In 1962, less than six decades after the invention of powered flight, 18 years after a German V-2 rocket became the first human object to reach outer space, and only months since the Soviet Union had sent a man into orbit, President John F. Kennedy announced: “We choose to go to the moon.”

It was at least in part a vanity project, albeit the most audacious and exciting in history. It called for unparalleled human intelligence, which sparked invention and ingenuity, and left them as its legacy.

But the future has a habit of never quite turning out as planned. When President Kennedy made his pledge, the race to the moon was the future. Once reached, it quickly became the past. The Apollo project conquered and then quietly expired, dying intestate.

A year before Neil Armstrong declared, “The Eagle has landed,” moviegoers were transfixed by 2001: A Space Odyssey, and its visions of moon bases and orbiting space stations, where you could stay at a Hilton hotel after arriving on a Pan Am rocket. Apollo 11 was surely to be the first, small step in mankind’s giant leap into space.
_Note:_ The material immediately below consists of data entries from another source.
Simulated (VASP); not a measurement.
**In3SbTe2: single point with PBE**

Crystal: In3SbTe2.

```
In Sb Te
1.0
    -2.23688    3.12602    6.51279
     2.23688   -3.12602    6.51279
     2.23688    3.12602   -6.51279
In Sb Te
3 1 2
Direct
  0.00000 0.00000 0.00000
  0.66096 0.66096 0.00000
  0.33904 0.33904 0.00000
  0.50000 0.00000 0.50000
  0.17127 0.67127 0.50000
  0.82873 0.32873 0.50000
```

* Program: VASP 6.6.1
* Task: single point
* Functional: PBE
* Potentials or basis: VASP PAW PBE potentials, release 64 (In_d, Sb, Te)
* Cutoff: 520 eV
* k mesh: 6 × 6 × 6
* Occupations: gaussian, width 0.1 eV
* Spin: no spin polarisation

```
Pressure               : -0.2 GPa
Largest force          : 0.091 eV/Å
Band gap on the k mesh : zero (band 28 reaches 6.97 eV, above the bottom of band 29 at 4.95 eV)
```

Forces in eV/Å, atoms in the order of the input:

The future, however, has not been about ever bigger rockets, but increasingly smaller electronics. The Machine Age did not give way to a new age of even larger machines. At the start of the recent documentary Apollo 11, the Saturn V rocket is moved to its landing pad by a breathtakingly gargantuan tracked vehicle, the 6,000,000-pound crawler-transporter, still the largest self-powered vehicle in the world. The scene is awe-inspiring. Nobody watching today says, gosh, imagine when this was unusual.

Rocket technology has also barely changed in the last 50 years. Ditto the internal-combustion engines in our cars and the roads they drive on, the power plants electrifying our cities, the pipes carrying water to our homes and waste out and the design and speed – not supersonic – of our airliners.

A lot of physical stuff in the early 21st century looks nothing like 2001. It still looks rather a lot like 1969.

Where radical and rapid change has come is in computing. That smartphone in your pocket has more computing power than NASA had to guide Apollo 11. We may have no colonies on Mars, but you can access the entire storehouse of human knowledge and experience, including just about anything ever written, recorded, photographed or filmed, whether brilliant, banal or vulgar, from a hand-held device costing less than a 1969 television.

On the landing craft’s descent to the lunar surface, the on-board computer repeatedly crashed. The cause was human error; Buzz Aldrin basically forced it to run too many apps at the same time. But the computer rebooted itself and did much of the work of piloting to a safe landing. Computing is probably the biggest legacy of the Apollo program. In addition to all the marvels and distractions of the information age, even our machines now depend on the computers inside them. Like the Eagle, jet airliners are now mostly flown by their software.

“Here men from the planet Earth first set foot upon the Moon, July 1969 A.D.,” reads the plaque that Apollo 11 left behind. “We came in peace for all mankind.”

They may have come in all our names, but one country sent them there. It was the peak of the American Century. The United States of America saw itself as the incarnation of the Whig theory of history; the land of ever-onward and upward, the country that thought it could do anything and where anything was possible. Vietnam, stagflation and all that followed did that in.

Today’s “Make America Great Again” hats bookend that moment, as markers of insecurity staring back, uncomprehending, at a time of confidence. Our Eagle has not yet landed, and we are still experiencing the effects of weightlessness.

Getting to the moon was human intelligence at its highest. But the impulse to go came from somewhere lower in the brain stem. In his speech announcing the moon race, President Kennedy said that people would wonder: Why? He invoked the urge to discover and to do what has not been done, and the eternal drive to compete and win.

He closed with a quote from British explorer George Mallory. When asked why he wanted to be the first to climb Mount Everest, he offered the most human answer: “Because it is there.”